Facts about Guglielmo Marconi
Guglielmo Marconi Biography
Guglielmo Marconi was an Irish-Italian inventor and entrepreneur who popularized wireless telegraphy early in the 20th century. One of the founding fathers of radio communication, Marconi got interested in 1894 in the electromagnetic wave experiments by H. R. Hertz. Working at his father’s estate, Marconi devised a working receiver and in 1895 sent and received radio waves over greater and greater distances. When the Italian government showed little interest in his operation, Marconi went to England, where he founded his own wireless telegraph company in 1897. He was awarded a patent for “tuned or syntonic telegraphy” (patent no. 7777) and set about proving that wireless telegraphy could be a benefit to society as well as a profitable enterprise. By 1902 Marconi had established that wireless communication was possible even across the Atlantic Ocean, even though his claim of the first successful transatlantic signal (from England to Newfoundland, December of 1901) was never independently verified. For patents in the U.S., Marconi was in competition with Nikola Tesla, who held the first patents until the United States Patent Office reversed itself in 1904 and gave Marconi credit for the radio. Marconi was from a well-connected family (his mother, Anne Jameson, was the granddaughter of the founder of the distillery that makes Jameson Irish whiskey) and was able to develop and finance an expansion of his businesses. During the first part of the 1900s his company patented several inventions, including what became the standard wireless receiver for many years. Marconi got rich and in 1909 shared the Nobel Prize for Physics (with Karl Ferdinand Braun).

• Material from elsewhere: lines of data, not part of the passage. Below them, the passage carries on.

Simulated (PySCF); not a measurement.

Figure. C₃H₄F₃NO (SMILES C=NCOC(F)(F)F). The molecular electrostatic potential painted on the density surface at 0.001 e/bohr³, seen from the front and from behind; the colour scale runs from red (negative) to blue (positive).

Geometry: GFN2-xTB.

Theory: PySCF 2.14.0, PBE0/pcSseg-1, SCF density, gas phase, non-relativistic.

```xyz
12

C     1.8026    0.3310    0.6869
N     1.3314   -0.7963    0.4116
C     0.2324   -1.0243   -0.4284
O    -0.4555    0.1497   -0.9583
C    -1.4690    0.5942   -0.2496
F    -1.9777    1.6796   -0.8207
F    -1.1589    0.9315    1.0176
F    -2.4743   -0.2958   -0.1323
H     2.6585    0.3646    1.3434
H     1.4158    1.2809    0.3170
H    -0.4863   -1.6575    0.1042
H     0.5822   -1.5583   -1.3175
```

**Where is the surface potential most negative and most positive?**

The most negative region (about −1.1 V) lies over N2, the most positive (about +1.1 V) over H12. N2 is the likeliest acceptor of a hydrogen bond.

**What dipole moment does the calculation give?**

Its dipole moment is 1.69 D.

An Italian patriot, Marconi served in the armed forces during World War I and directed Italy’s radio service; after the war he was an Italian delegate to the 1919 Paris Peace Conference. During the 1920s he devoted his attention to short wave (microwave) communications (often working aboard his yacht Elettra) and became an active supporter and, later, member of Benito Mussolini‘s fascist government. Marconi was made a noble with the rank of marchese in 1929 and was given a state funeral after his death in 1937.